Acknowledge what I’ve been given instead of longing for what I lost, felt I lost out on.
firm determination to do something:“she received information that strengthened her resolve”
Learn more about God and me.
Keep them all.
“Keep the faith, finish the course. ” 2 Timothy 4:7
Thank you, Paul, for your part in the story.
Sometimes I think I’m either the most simple minded of people on earth or the most complicated of minds incapable of rest.
I’m a contrast of contentment in the gift of lamplight on morning devotion; I yearn for solitude, rarely am I lonely.
Yet, the thoughts I conjure up, I’m unable to contain. Been called “deep”, been thanked for my deep thoughts.
On this day, the last of 2016, there’s a loud huffy sigh, bemoaning the disdain of its days. I don’t think I’ve ever lived a year that many feel as if we’ve all walked around either on eggshells or avoiding land mines. Negativity, pessimism and a tendency to grieve people we’ve never known, to align ourselves with the distress that we’ve never experienced and probably never will.
Tomorrow, not an unveiling of newness, other than number, a new set of hours making a day. But, there is a trend towards thinking it might be good, might be better.
My only aspiration is to step towards the things I’ve let fade, linger too long.
The treasure, closer and closer to the place of boxing up and storing on the top shelf of my closet, nothing more than idea and season.
This morning I read of Paul and his encounter with a rich man, a man whose possessions meant more than his days.
Measured his wealth, decided it was too risky to trade in for his soul.
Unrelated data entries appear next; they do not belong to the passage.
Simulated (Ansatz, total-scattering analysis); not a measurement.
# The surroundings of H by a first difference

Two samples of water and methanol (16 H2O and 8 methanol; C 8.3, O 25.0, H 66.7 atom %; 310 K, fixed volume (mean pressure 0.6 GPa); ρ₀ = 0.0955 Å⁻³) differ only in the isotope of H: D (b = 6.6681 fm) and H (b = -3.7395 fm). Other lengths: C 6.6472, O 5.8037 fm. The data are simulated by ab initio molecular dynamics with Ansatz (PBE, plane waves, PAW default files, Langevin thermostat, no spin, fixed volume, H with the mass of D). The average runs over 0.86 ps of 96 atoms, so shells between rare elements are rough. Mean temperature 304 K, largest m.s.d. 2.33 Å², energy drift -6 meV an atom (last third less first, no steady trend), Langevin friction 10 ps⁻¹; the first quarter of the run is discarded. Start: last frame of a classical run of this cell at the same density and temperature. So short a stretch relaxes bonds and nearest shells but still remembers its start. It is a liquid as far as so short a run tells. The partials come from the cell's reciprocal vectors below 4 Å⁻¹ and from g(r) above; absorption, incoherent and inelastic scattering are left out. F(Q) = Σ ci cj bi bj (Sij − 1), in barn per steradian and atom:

I have never known wealth, have lived an unexpectant life. I’ve coveted the lives of others, longed for their pretty things.
Wasteful times and thoughts those have been.
Finally, I’m beginning to cherish the beautiful enough.
I’m thrilled by the smallest of unvalued and the immeasurably valuable things.
Lessons, memories, stories, connections.
Seeing, feeling, knowing Gods hand on the course my life.
Dogs, I learned to love them in 2016.
Life, I learned to accept it, daily.
My people, I learned to love them with open hands, not tightly clutched grasp of apprehension.
Thank you, God.
Crazy chances taken, wasted saving graces and Lord knows I’m beginning to see why I made it through.
I’m finally finishing a book I should’ve never set aside. I’m rereading it now, underlining bedside.
Paul and Jesus, themes of wealth, struggle, integrity, times living “on fire”, times of dull flame, finally, more times of staying the mental course that brings good to days. The little book ends with “Ten Vows of Success”
“He who suffers, remembers.” Og Mandino
“I will bathe my days in the golden glow of enthusiasm. In that bright glow will I be able to see, for the first time, all the good things in life that were concealed from me during those years of futility.
Just as a young lover has a finer sense and more acute vision and sees, in the object of his affection, a hundred virtues and charms invisible to all other eyes, so will I, imbued with enthusiasm, have my power of perception heightened and my vision magnified until I can see the beauty and charm others cannot discern which can compensate for large loads of drudgery, deprivation, hardship, and even persecution.
With enthusiasm I can make the best of any situation and should I stumble now and then, as even the most talented will do on occasions, I will pick myself up and go on with my life.
Always will I bathe my days in the golden glow of enthusiasm.” Part II The End of the Story, The Greatest Salesman in the World by Og Mandino
This little book, a recommended read from my son and a very wise friend, Ray Visotski.
Happy New Day tomorrow…that just happens to be the first of a New Year!
Acknowledge what you’ve been given instead of what you’ve lost or lack, Lisa.